Mapping the path for natural gas
No birthday party is complete without balloons. Beyond livening up the venue with ornamental colour, balloons are meant to be popped. Kids love the festivity and it's all in good fun. Also, balloons can be blown up, pinched tight at the stem, and then let go to rocket around the room in a spastic rush of air. That's fun too, until someone loses an eye as your mother may point out; or unless you think of it in terms of the natural gas business.
It hasn't been much of party watching shrinking natural gas sales and producing companies on the brink of bankruptcy, but in a twisted way the party may just be beginning.

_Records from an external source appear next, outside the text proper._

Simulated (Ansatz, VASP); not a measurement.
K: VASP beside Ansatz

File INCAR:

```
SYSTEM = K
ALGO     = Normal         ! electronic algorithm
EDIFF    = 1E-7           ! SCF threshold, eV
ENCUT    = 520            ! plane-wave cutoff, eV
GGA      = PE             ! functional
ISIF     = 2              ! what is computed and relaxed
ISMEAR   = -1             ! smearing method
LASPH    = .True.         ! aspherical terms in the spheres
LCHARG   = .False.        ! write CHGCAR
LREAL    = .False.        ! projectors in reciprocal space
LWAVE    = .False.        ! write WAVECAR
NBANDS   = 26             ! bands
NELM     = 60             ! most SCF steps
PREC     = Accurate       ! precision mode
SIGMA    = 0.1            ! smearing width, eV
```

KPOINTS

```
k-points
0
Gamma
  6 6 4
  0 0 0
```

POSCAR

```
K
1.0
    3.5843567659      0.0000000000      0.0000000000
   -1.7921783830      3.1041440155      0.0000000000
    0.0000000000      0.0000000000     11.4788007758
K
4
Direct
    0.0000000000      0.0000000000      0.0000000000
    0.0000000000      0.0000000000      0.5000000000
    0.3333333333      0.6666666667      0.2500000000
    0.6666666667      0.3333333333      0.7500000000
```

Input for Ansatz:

Like watching an airborne balloon deflate, Canada's conventional natural gas production is declining rapidly. Just this year we've lost about 1.0 Bcf/d of production (not including production that's been shut in). Since peaking in 2006 at well over 16 Bcf/d, volumes are now down 16% or 2.5 Bcf/d. By now everyone should know that much of the incentive to drill for natural gas in the Western Canadian Sedimentary Basin (nearly all in Alberta) has dried up due to high costs followed by low prices that have plagued the domestic industry for close to three years now. The dynamic is simple: if the rigs aren't out drilling at a certain pace, the physics of the rocks take over and natural gas reserves start declining. This dynamic is irrefutable and one of the few variables that the financial markets can count on as being predictable.
But Canada's situation is not unique. Production is now declining rapidly in high-cost, conventional geological regimes in the United States too. Back in August of 2008, the rig count in conventional US regions dropped precipitously from 800 to 200. That's when the fingers let go of the American balloon. The “blow down” hasn't been too noticeable up until now, because the aggressive growth of prolific, low-cost shale gas has been able to backfill what was being lost in the conventional regions. Behind the scenes it's been an almost seamless substitution of a high-cost product with a low-cost substitute, all facilitated by new technology applied on a large scale.
In fact, this gas-for-gas substitution is nothing new. Natural gas production from the US Gulf of Mexico has been on a steep decline since 2001, dropping from 14 Bcf/d back then down to about 7.0 Bcf/d this year. During that time period growing unconventional gas volumes from the onshore Barnett Shale in Texas backfilled the blow down in the Gulf almost one-for-one. But now shale gas regions have a challenge that is twice the size of the Gulf of Mexico: backfilling the 30 Bcf/d of conventional onshore production that's now declining by an estimated 17% per year.
The billion dollar question for 2010 is whether or not unconventional gas production in now-legendary plays like the Barnett, Haynesville, Fayetteville, Woodford, Marcellus and even Canada's Montney, to name a few, will be able to collectively respond fast enough to offset estimated conventional declines in 2010 of 5.0 Bcf/d in the US, plus another 1.0 Bcf/d in Canada. Theoretically it's possible, but nobody likes to talk theory at a party. Indeed, there are many practical constraints to boosting near term production including thin cash flows, stretched balance sheets, impatient bankers, tightened service industry capacity, and the strained logistics of mobilizing oilfield equipment once the price signals are convincing enough for E&P companies to spend money again.
In the long term, beyond 2010, shale gas and other large-scale unconventional gas plays will be increasingly dominant and able to offset conventional production declines. But that's the long term. Next year, it's quite possible that only half of the expected 6.0 Bcf/d of conventional losses in North America will be replenished. It's a scenario that speaks to benchmark continental prices rising above $US 6.00/MMBtu again, all else being equal.
This coming winter will be interesting. A mild combination of a colder-than-average temperatures, a gradual recovery in industrial demand and the gravitational pull of declining conventional production have a very good chance of collectively tightening up the oversupply that the natural gas industry has been living with for over a year. I give this near-term scenario at least even odds, and in part that's why natural gas prices have been rallying recently. After all, nobody wants to miss the party.